The breakdown of the Otahuhu B power station contributed to future power concerns. Photo / Antoine Millett

The breakdown of the Otahuhu B power station contributed to future power concerns. Photo / Antoine Millett

The last thing Labour needs just months before an election is a serious power shortage that impacts on the way voters live their lives.

So far this year's tight situation hasn't really intruded on the average person's daily routine and yesterday's somewhat muted call for savings seems very much designed to keep it that way.

People are being asked - for now at least - just to do simple things like switch off the heated towel rail that might have been on overnight, and turn off the light in the kitchen when nobody is in there.

That's not exactly difficult for people to do.

Indeed we could have been forgiven for thinking at yesterday's press conference with Energy Minister David Parker that the savings request was nothing unusual at all.

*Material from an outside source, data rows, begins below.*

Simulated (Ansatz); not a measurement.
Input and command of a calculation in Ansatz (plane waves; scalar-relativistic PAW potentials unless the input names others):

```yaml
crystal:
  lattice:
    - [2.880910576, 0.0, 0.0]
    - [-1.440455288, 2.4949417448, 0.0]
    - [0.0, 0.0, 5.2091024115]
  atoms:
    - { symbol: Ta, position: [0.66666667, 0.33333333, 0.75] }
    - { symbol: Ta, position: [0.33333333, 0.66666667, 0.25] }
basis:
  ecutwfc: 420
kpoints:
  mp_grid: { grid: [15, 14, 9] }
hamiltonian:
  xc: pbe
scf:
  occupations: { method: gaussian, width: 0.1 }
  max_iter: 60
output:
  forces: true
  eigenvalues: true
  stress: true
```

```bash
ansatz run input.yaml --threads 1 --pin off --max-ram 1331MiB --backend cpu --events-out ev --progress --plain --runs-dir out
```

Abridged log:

There wasn't even a target for people to aim for.

But the very fact that a saving message is going out is likely to raise questions in some voters' minds about the security of our power supply.

And if the tight situation deteriorates much further and bigger savings are requested, there is a risk voters will really start asking why the country still has these problems after almost nine years of a Labour-led Government.

Labour is well aware of the potential backlash it could feel if things turn pear-shaped - that's why it is trying so hard to get the message out that the shortage is due to a drought and that it's being very well managed.

Ever since hydro lakes fell alarmingly low in 2001, the Cabinet has had updated lake levels on its desk every time it meets.

Prime Minister Helen Clark says this year's shortage is the best managed one she has seen - and she was in charge of the country when two others struck in 2001 and 2003.

She also stresses the Cabinet is acting on the advice it is receiving from the Electricity Commission and Transpower, who say that nothing more needs to be done right now.

That clearly signals that if something goes wrong from here on, those two organisations are not going to be very popular in the Beehive.

It also puts some distance between the Cabinet and the action that is being taken, should things go wrong.

The other message Labour is trying to get out is that in order to have a gold-plated electricity system which never faces these issues, people would have to pay more every day in their power bills.